Q&A: Edward Riche on his new comic novel Today I Learned It Was You
Award-winning St. John's writer Edward Riche's latest work Today I Learned It Was You officially launches Saturday by House of Anansi.
Riche's first novel, Rare Birds, was turned into a movie starring William Hurt and Molly Parker, and his second novel, The Nine Planets, won an East Coast Literary Award and was a Globe and Mail Best Book.
Riche told Ted Blades, host of CBC's On the Go, that his new comic novel, about a dysfunctional city hall and a man who is transitioning to a deer — that's correct, a deer — has "questions of identity" throughout it with the characters "wondering who they are and what they should do".
Here's their conversation, which has been edited for length.
Q. How would you describe what Today I Learned It Was You is about?

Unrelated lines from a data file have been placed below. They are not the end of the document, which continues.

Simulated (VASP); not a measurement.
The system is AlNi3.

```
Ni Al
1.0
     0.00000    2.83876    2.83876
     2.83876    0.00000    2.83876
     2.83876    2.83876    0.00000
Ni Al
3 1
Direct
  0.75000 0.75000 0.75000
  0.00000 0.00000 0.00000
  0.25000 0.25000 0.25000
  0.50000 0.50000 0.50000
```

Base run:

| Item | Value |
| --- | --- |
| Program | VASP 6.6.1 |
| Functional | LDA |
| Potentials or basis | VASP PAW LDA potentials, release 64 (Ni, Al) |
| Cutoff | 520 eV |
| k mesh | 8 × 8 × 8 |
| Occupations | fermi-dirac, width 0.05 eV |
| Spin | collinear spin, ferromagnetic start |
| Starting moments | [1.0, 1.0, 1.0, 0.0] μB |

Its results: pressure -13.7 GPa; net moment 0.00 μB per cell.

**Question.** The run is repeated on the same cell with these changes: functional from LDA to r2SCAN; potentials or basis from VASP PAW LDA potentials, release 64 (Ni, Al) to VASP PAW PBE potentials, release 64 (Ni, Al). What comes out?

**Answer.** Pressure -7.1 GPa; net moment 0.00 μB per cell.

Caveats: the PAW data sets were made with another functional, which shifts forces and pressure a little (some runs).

It's about a group of people in St. John's with various relations, a wide net of people here, whose lives change for the worse in many ways. There's a cascade of problems that comes from the assertion that a man in Bowring Park, a known citizen, is transitioning from man to deer, and he has a group of advocates and that one fact sets in motion a series of events that affect a lot of lives. There are a lot of characters in this that are given voice. I think there's like nine voices in the piece.
Q. I'd also add it's about what drives people, what drives them to succeed, what drives them to distraction, what drives them to do things they should or should not do.
That's very much the case. The mayor character in this book has sort of mixed ambitions — he is told and expected to have ambitions, and he's following those expectations, but he doesn't really know as much as other people. There's questions of identity in this book all over the place. He really doesn't know who and what he is. We have another character who's suffering from Alzheimer's related dementia, who's losing his identity, he's watching it disappear. His wife wonders if he's going back to look at books he wrote to find who he was, so yeah, everybody's wondering who they are and what they should do.
Q. How much harder is it to write a comic novel about a fictional St. John's city council when you've got a real council, that dare I say, is pretty tragicomic at the best of times?
The actual St. John's city council is so ridiculous as to be implausible in fiction.- Edward Riche
The actual St. John's city council is so ridiculous as to be implausible in fiction. I think if you put these characters in a novel, it wouldn't work. When I started, our actual city council were, there was the folly of the harbour fence and that kind of thing, but there hadn't been this cascade of sort of bungling and failure and venality and blame-shifting that you see with the actual council, and I think the people on my city council are, by necessity, greater wits.
Q. I've read all your books; this is the one with the shortest chapters.
It wasn't an accident. You know when you start, you start experimenting with different things, and then at some point when I realized there were going to be all these different voices, I said, "Well, I'll give them incredibly short chapters." And then I thought that actually sort of is part of our Twitter-paced contemporary existence, and so I'll see if that works. Let's see if people have a different way of coming at things. The architecture of the book is dictated by the story; this one has many voices. The Nine Planets had nine chapters, each based on the mythology and science of the chapters. This one, it's not tweetable ... but everybody has told me they've gotten through it pretty swiftly. I think it is built like that — if I had made it the size of a phone, maybe I'd have a bestseller on my hands.